Summary of the introduction to the improvisation concert by Rudolf Lutz
It is clear, of course, that tonight’s programme is not about a piece that has already been composed, but about pieces that are “composed” in real time, on the spot. It is about the art of improvisation. But what is improvisation exactly? Can it be learned? And how does the improvising mind work?
It’s a fact that not all of us – whether trained musicians or not – can really improvise. Indeed, it is a phenomenon of our time that the focus of classical music-making is on reproducing fixed written notes, in other words, compositions. For interpreters, it is a matter of translating the composer's message into sound with the help of a fixed musical script. Now, there are certainly a few areas where the art of improvisation remains alive, first and foremost in jazz, of course, and yes, in church music too! Nonetheless, even though more music academies and universities are gradually introducing programmes in improvisation – and not just for the early music scene – the notation-based approach continues to dominate in concert life.

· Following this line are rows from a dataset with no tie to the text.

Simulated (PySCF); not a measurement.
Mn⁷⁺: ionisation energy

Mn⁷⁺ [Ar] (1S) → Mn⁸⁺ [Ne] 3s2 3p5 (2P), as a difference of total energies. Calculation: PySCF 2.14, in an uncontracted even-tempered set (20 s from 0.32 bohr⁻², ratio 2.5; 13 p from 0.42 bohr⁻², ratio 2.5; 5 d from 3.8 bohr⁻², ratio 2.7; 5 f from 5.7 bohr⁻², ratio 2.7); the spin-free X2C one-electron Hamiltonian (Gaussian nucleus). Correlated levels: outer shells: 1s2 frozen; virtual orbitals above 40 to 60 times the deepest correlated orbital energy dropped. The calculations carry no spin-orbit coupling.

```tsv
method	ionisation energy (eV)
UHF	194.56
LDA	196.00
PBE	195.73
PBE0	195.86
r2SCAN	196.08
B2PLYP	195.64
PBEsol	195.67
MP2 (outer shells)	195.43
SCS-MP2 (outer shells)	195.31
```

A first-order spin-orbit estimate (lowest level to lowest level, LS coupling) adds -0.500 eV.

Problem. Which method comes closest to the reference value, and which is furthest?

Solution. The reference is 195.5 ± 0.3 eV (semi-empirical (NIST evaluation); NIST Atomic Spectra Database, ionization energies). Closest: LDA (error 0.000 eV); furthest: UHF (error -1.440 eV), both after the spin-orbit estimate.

The fact that we focus primarily on written music is not necessarily wrong in itself. But it by no means reflects the practice and musical life of the composers whose scores we aim so faithfully to reproduce. As a former pianist, I naturally think of the great Romantics: Chopin, Schumann, Liszt. Did they ever perform their own works precisely as they had written them down? No, they virtually composed them anew with every performance. To offer an analogy: These composers were able to tell their musical stories, and not simply read them aloud, because their command of musical language – harmony, counterpoint, etc. – enabled them to spontaneously create not just words or sentences, but entire, complex chapters. And yes, various indicators suggest that improvisors have internalised certain building blocks, and these can be linked in milliseconds to form coherent musical sentences that are structured in a rhetorically meaningful way. Just as the structures of through-composed music are audible, so too are the structures of improvised music.
I’d like to stay briefly on the topic of music and speech, or music and rhetoric, if you will. In ancient times, both music and rhetoric belonged to the seven liberal arts. The aim of rhetoric was to convince an audience of something ("persuasio"), among other things, by arousing their passions ("movere"). And music’s intention was to move listeners, by trigger different emotional states: the affects. We shall talk more about the affects tonight.
In the eighteenth and nineteenth centuries, improvisation contests, whether public or private, were commonplace. What great composer did not take part in them? Beethoven and Mozart? Surely they did. And I can well imagine that the cadenzas of Beethoven and Mozart’s piano concertos, for example, were conceived as the perfect opportunity for soloists to showcase their skills.
And what about Bach? Innumerous reports from his day attest to his prodigious improvisational skills. But in his compositions, too, the musically trained eye and ear can recognise his improvisational capabilities.
Bach travelled to Potsdam in 1747 at the invitation of Frederick the Great, where his son Carl Philipp Emanuel was employed as court musician. Apparently, King Frederick played a certain theme on the fortepiano. He then asked Bach to improvise a fugue on it (we'll come back to this again later). And Bach promptly improvised a three-part fugue that deeply impressed the king. So the king asked whether Bach could improvise a six-part fugue on the theme. That, Bach conceded, was beyond him, but he promised to “put the theme down on paper in a proper fugue, and then have it engraved in copper.” And thus the Musical Offering was born.
Another example: When Bach visited Hamburg in 1720, he auditioned in St. Jacobi church in front of Johann Adam Reincken, himself an outstanding organist and improvisor, who was then almost a hundred years old. After Bach had improvised for half an hour, Reincken is said to have exclaimed:
“I thought this art had died, but I see that it lives on in you.”
The admiration was mutual: 19 years earlier, in 1701, Bach had walked from Lüneburg to Hamburg – a distance of some 50 kilometres – just to hear Reincken play.
And now, we want to hear Ruedi play!